How One Decision My Dad Made Changed My Life

13458694463_103e1e9173_oMy earliest memories of my father (who would have been 84 today) are when I was four. We had moved in with his parents after his father, Charlie L. suffered a stroke. Mom went to work at a shirt factory in nearby Clinton County, Kentucky while Dad stayed home to ‘run the house’ for his parents.

In my first memory, I am sitting in the grass while Dad hoed in the small garden at the foot of the hill. All of the sudden, Dad said, “Don’t move.” He then proceeded to kill a copperhead snake slithering in the grass near me. I remember Dad showing off his kill to his sister, Anna, who lived a mile or so away and there was even talk of getting a photograph with the local newspaper. Oddly, enough, I do not remember seeing the snake — so I have no idea if it was photo worthy.

The second memory of my father is not as flattering.

It occurred around the same time and took place inside his mother’s kitchen. In this memory, my father is pouring each of his three children (my youngest sister had not been born yet) a shot of alcohol. Since I was four, my older brother and sister were 8 and 6, respectively.

I remember the incident well because of his mother’s reaction — her anger and irritation as she told her son not to give us the drink.

“Ah, it won’t hurt ’em,” Dad said.

Alcohol was a big part of my father’s life then, but it did not start out that way. In his early 20s, Dad volunteered to serve in the Korean War. When he left home, he was a well-respected, likeable young man who had never drank alcohol. Something he experienced during his war service dramatically changed him and when he returned home a few years later, he — by his own admission — drank too much.

And by the time I took that drink as a four-year-old boy, my father had been arrested for public intoxication, driving under the influence, been questioned about receiving stolen property — and had spent more than one night in the Cumberland County jail. In the years leading up to my birth his drinking escalated to the point that it almost destroyed his marriage.

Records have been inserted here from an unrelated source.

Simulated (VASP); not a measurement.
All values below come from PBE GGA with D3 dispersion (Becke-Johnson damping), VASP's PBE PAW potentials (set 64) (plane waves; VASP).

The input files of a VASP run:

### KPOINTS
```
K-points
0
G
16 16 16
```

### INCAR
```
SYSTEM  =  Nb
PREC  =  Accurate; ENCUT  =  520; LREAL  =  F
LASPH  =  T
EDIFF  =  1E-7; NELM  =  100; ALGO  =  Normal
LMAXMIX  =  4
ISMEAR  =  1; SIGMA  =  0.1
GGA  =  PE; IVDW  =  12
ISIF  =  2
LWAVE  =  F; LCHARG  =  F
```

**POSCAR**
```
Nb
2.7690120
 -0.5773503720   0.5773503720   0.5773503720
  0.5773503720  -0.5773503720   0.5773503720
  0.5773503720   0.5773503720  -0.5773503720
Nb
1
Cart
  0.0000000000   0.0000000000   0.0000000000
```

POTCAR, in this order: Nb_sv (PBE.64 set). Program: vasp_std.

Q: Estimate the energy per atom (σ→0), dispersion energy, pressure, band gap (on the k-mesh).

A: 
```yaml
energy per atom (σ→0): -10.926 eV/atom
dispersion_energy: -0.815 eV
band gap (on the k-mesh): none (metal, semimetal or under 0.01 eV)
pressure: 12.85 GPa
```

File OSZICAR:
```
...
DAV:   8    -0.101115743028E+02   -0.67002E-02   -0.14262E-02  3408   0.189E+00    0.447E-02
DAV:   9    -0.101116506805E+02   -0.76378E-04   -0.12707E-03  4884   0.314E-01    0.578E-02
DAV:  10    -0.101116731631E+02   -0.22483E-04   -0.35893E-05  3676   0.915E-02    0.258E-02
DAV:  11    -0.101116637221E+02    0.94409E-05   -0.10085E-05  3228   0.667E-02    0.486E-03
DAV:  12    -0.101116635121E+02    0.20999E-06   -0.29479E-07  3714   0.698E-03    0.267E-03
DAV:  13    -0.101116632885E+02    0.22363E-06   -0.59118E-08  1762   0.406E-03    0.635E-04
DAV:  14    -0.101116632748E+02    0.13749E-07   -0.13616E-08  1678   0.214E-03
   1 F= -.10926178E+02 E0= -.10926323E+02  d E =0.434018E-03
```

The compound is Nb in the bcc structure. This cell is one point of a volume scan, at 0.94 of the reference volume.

But within a year of my first drink, my father had quit drinking altogether. It took the death of a co-worker and the near-death of a drinking buddy to change Dad’s life view. Of course, I was too young to understand the implications of his decision, but it changed the direction of my life — being the son of a former heavy drinker is vastly different than being the son of a heavy drinker.

It was the greatest gift he ever gave me.